When clients ask me to "make it more colourful" or "can we try a blue version," I know we need to have a conversation before we open the colour picker. Colour is one of the most powerful tools in visual design — and one of the most misunderstood.
Most people treat colour as decoration. Something to make a design look nice, feel warm, stand out on the page. But colour does much more than that. It communicates trust, urgency, friendliness, luxury, danger. It tells a story before anyone reads a single word.
"The right colour palette isn't beautiful — it's accurate."
Colour carries meaning before you assign it
Colours arrive with pre-existing associations. Some are cultural (white means purity in Western contexts, mourning in some Eastern ones). Some are psychological (red increases heart rate, blue creates calm). Some are industry-specific (green for health and sustainability, black for luxury).
Before choosing a colour, ask: what does this colour already mean to the people who will see it? You're not working from a blank slate — you're working with inherited associations, and you can use them or fight them. But you can't ignore them.
The three roles of colour in a brand system
1. Primary colour — your identity
This is the colour people associate with your brand. It should be distinct within your category (not the same blue as every other tech company), but not so unusual that it creates friction. Your primary colour does the heavy lifting of recognition.

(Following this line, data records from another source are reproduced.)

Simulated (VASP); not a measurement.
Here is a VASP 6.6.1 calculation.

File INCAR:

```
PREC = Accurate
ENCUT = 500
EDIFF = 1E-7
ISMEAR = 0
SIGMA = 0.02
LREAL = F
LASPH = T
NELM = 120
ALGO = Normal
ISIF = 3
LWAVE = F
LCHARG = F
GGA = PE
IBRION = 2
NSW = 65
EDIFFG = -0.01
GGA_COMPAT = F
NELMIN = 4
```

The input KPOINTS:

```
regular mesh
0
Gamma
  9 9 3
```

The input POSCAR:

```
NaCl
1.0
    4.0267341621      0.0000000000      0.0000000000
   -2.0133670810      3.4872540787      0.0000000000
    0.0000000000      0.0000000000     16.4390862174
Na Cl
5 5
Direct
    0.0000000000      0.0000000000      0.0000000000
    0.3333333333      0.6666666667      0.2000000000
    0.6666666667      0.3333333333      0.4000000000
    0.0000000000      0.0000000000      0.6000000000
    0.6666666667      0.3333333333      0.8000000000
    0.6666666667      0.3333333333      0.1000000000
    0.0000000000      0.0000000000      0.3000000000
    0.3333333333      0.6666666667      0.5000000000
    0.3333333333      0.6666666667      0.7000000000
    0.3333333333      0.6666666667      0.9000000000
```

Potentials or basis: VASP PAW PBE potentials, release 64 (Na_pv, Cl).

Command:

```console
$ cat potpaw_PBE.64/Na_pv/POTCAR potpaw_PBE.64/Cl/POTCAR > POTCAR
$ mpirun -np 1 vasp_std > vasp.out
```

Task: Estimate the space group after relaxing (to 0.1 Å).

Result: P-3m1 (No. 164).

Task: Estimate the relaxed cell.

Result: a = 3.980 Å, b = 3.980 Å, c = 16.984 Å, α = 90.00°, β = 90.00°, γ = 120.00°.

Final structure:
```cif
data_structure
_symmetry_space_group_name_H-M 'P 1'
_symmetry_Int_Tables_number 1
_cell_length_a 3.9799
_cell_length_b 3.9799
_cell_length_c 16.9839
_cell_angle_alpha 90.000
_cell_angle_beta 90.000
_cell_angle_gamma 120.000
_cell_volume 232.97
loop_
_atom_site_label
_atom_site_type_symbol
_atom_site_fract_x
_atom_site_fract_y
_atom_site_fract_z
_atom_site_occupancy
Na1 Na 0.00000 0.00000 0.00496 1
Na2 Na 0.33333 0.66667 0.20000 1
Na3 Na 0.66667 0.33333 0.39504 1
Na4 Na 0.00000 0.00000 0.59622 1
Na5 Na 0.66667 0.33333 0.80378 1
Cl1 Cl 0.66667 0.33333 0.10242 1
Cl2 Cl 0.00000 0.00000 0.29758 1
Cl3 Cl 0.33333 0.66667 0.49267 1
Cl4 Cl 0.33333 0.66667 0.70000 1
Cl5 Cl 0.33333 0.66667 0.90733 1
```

2. Supporting palette — your range of expression
One colour isn't enough for a full design system. Supporting colours give you flexibility — for backgrounds, tags, states, data visualisation. The key is harmony: supporting colours should feel like they belong together, not like they were chosen on different days.
3. Functional colours — your system language
Error red, success green, warning amber — these colours aren't about brand expression, they're about communication clarity. They need to follow convention because users already know what they mean. Don't try to be creative here.
A simple test for your colour palette
Before finalising a palette, run it through these checks:
- Contrast: Does text pass WCAG AA accessibility standards against your backgrounds?
- Colour blindness: Does your UI still work when viewed in greyscale or by someone with deuteranopia?
- Context: How does the palette look at small sizes, on dark backgrounds, in print?
- Meaning alignment: Does each colour communicate what you intend, given your industry and audience?
When "I just like it" isn't good enough
Aesthetic preference is real and valid. But in professional design, colour choices need to be defensible — not just to you, but to your client, their marketing team, their developers, and ultimately their users.
When I present a colour direction, I don't say "I think this looks nice." I say: "This colour is associated with trust in financial contexts, it differentiates you from your two main competitors who both use blue, and it passes accessibility standards at all required contrast levels."
That's what makes a colour choice a design decision rather than a guess.